The nearly three-year fight over access to records of Vice President Dick Cheney’s energy task force came to the high court on Tuesday, with the Bush administration’s top lawyer arguing that the Constitution gives presidents and vice presidents power to gather advice and make decisions without being forced to reveal every detail of how those decisions are made.
High court hears Cheney case; At issue: Should info from energy meetings be made public?
The Associated Press
WASHINGTON (April 27, 2004) — The nearly three-year fight over access to records of Vice President Dick Cheney’s energy task force came to the high court on Tuesday, with the Bush administration’s top lawyer arguing that the Constitution gives presidents and vice presidents power to gather advice and make decisions without being forced to reveal every detail of how those decisions are made.
“This is a case about the separation of powers,” Solicitor General Theodore Olson told the justices at the start of lively arguments about privacy in White House policy-making.
The case reached the Supreme Court after a federal judge ordered what Olson called a broad, unconstitutional release of White House documents.
The White House is framing the case as a major test of executive power, arguing that the forced disclosure of confidential records intrudes on a president’s power to get truthful advice. Environmental and other interest groups claim the records will show whether the energy industry got special access or favors.

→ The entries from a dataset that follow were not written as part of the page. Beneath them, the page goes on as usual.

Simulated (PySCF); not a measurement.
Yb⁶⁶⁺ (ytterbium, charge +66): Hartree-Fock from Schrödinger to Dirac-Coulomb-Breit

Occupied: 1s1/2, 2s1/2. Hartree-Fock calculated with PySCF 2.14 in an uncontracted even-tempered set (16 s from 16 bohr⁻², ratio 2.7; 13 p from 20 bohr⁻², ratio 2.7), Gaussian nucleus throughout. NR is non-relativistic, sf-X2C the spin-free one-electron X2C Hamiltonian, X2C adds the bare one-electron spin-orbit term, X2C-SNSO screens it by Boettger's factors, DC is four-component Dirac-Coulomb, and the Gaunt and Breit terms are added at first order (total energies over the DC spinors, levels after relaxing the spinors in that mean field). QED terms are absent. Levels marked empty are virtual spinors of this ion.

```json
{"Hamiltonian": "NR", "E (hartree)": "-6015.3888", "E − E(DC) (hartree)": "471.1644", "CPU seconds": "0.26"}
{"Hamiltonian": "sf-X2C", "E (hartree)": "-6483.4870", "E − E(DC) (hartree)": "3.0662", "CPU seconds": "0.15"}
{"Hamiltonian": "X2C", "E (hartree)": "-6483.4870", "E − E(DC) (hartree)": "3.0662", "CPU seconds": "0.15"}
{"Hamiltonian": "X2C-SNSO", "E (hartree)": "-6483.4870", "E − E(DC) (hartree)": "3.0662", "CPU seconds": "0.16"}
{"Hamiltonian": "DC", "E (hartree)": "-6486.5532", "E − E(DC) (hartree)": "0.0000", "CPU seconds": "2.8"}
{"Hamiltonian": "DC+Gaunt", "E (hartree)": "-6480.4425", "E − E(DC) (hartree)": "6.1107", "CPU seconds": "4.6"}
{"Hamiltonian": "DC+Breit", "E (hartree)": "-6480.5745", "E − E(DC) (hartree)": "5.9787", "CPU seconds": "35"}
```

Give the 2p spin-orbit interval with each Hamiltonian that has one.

Justices were told that former Enron chairman Ken Lay and others were players, but until the government produces records, it won’t be clear if they actually drafted the government’s policies.
‘What happened at those meetings’
“The question is what happened at those meetings,” said Alan Morrison, the attorney for the Sierra Club.
The legal issues in the case have been almost overshadowed by a political controversy involving Justice Antonin Scalia. He has refused to step down despite a controversy over a hunting trip he took with Cheney, an old friend, weeks after the high court agreed to hear Cheney’s appeal.
Scalia took his seat behind the court’s high bench as usual Tuesday, and almost immediately posed a hard question to the administration lawyer. Since the case concerns whether outsiders influenced the outcome of the task force’s work, why not release voting records of the energy task force, Scalia asked.
Told that such a disclosure would raise privacy concerns, Scalia sounded skeptical. “All I’m saying is, why would that be such an intrusion … just to know whether anybody who voted on any of the recommendations was a nongovernment employee?” he asked.
But later, Scalia fired question after question at Morrison, at one point telling him his arguments were implausible. The court is expected to rule by July.
Bush administration lost first two rounds
The case began in July 2001 when Justice Watch, a government watchdog group, sued over Cheney’s private meetings. The case has never gone to trial, but a federal judge ordered the White House to begin turning over records two years ago.
The Bush administration has lost two rounds in federal court. If the Supreme Court makes it three, Cheney could have to reveal potentially embarrassing records just in time for the presidential election.
Most of the talk among spectators who began lining up the night before was about Scalia, not the case.
“The big deal is Scalia,” said 23-year-old law student Peter Stockburger of Austin, Texas. “It was dumb that he went on the hunting trip. It was stupid, but it wasn’t illegal.”
Scalia had said he did not discuss the case with Cheney when they flew together on a government jet to Louisiana for the duck hunt at a camp owned by an oil rig services executive.
“If it is reasonable to think that a Supreme Court justice can be bought so cheap, the nation is in deeper trouble than I had imagined,” Scalia wrote in rejecting the Sierra Club’s request that he disqualify himself.
Judicial Watch and the environmental group Sierra Club want the task force papers made public to see what influence energy industries had in outlining national energy policy.
The Sierra Club accused the administration of shutting environmentalists out of the meetings while catering to energy industry executives and lobbyists.
Olson told the justices in court filings that no energy industry officials participated improperly in meetings.
Court a bastion of private deliberations
The Supreme Court also is known for private meetings.
“The court utilizes the process of confidential deliberation just as the executive branch does. Memos are drafted, deliberations occur and drafts of opinions are circulated – all behind closed doors,” said Kris Kobach, a constitutional law professor at the University of Missouri-Kansas City. “In both branches, deliberation is more candid, honest and valuable if it sometimes is sheltered from public scrutiny.”
Martin Shapiro, a Supreme Court expert at the University of California, Berkeley, said while the court engages in private consultation, “the justices are used to themselves making decisions on the basis of what they hear from two sides publicly.”